Thursday, February 21, 2008

Everyday Internet

Discuss the effects of the Internet on everyday life. What is the effect on interpersonal relationships, family life, community involvement, democracy? In your opinion, are these effects overall negative or positive?

I think it's both positive and negative; it can't really be anything but both. Whether we see the effects of the Internet on everyday life as positive or negative, depends on how (and why) we react to the changes it brings and our personalities, experiences, personal and professional perspectives will color how we expereince that change.

It's all in the eye of the beholder.

Maybe that's why the PC-versus-Mac debate has raged unbated since the 1990s. There is no agreed upon benchmark for determining which is better, not when the users themselves are so different in every way. It's as if the debate has a built-in dialectic, forever poised to set Mac users against PC users (with Linux users occasionally being brought into the fray like some kind of technological hippies.) Discussions of which are better, like the several articles we read this week, focus almost entirely on the technology - which is faster, which is better built, which is more customizable, etc. In the end, however, it matters only whether the technology serves the needs and desires of the person who chooses to use it. Acknowledging that fact does little to stem the tide of the debate however; we seem to prefer the debate.

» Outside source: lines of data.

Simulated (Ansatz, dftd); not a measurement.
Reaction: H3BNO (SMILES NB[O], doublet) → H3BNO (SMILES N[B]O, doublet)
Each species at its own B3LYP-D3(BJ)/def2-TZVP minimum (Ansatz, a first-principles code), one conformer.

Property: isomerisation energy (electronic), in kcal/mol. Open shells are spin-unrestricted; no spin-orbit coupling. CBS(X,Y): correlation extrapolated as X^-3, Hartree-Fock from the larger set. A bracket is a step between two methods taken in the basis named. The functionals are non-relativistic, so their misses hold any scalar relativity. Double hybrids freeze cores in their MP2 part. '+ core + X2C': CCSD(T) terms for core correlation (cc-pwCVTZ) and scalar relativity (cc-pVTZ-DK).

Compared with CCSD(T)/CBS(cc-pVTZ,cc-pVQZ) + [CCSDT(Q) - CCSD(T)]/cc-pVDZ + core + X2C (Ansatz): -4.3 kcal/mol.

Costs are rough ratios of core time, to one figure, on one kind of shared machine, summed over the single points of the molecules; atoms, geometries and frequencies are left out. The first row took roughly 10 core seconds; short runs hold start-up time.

The chapter in Web Theory seems a bit ... thin I guess, with regards to this notion of perspective driving the value of usefulness of function and design. But then, I suppose this is something that could be the basis of whole book and probably has been. The brief mention the chapter makes of web interface design got me thinking of the personal computer again: Was the choice to use an office desk top metaphor, with manila files, documents and trash cans the right one? Having read Engelbart's essay and the subsequent development, we know the origin and reason for this metaphor. But given the way we use new media technology in our everyday lives, would a home/house/abode metaphor been a better choice?

The Internet has managed to become and extension of nearly everything about our lives. We have personal space on the Internet, places we deem "ours" and "private". We create, play, fight, communicate and engage in civic action on the Internet. I think it would be a fascinating art project to explore how all of this emerges from a classic desk.

Mark Poster, in his article, "Cyber Democracy: The Internet and the Public Sphere, hints at this when he writes, "Put differently the Internet is more like a social space than a thing so that its effects are more like those of Germany than those of hammers." From very early one, the Internet was referred to as "the new frontier". In understanding the effects of the Internet on everyday life and whether it is positive or negative, perhaps we should consider how we might have wondered about the effect of America's western expansion on everyday life and whether it was positive or negative. It certainly would have depended, then, on whether we were talking about the everyday life of the Dine (aka Navajo), mountain man, frontier settler, or builder of wagons. It makes sense then that one of the first organizations to look at the effects of this new space on democracy named itself the Electronic Fronter Foundation.

Speaking of democracy, I was not surprised by the findings of the Pew Internet report on The Internet and Democratic Debate. In fact, it seems almost improbable that the majority of users would shield themselves so effectively against other opinions. Without other opinions to debate, there'd would be little basis for the ubiquitous online flame-war. It's been my experience, unfortunately, that some people seek out communities of opposing political preferences in order to instigate debate.

Which brings me to the venerable Howard Rheingold, once of the first few to look closely at the daily life and the formation of community on this new frontier. One thing that becomes apparent to me, when looking back over the history we now have - is that the early users and "homesteaders" of the Internet are very much like those that flowed over landscapes throughout human history. The earliest were of a different kind of mindset and personality than those who would come later. Those that arrived first and became "natives" would be displaced later by masses encouraged by corporate visions of profits, and "civilized society" would look at all of them in askance, wondering why on earth would anybody live like that.

(P.S. Where do I sit on the PC versus Mac thing? Well, I use secure shell (SSH) to remotely connect to a Linux machine from an Intel-based Mac laptop that also runs Windows.)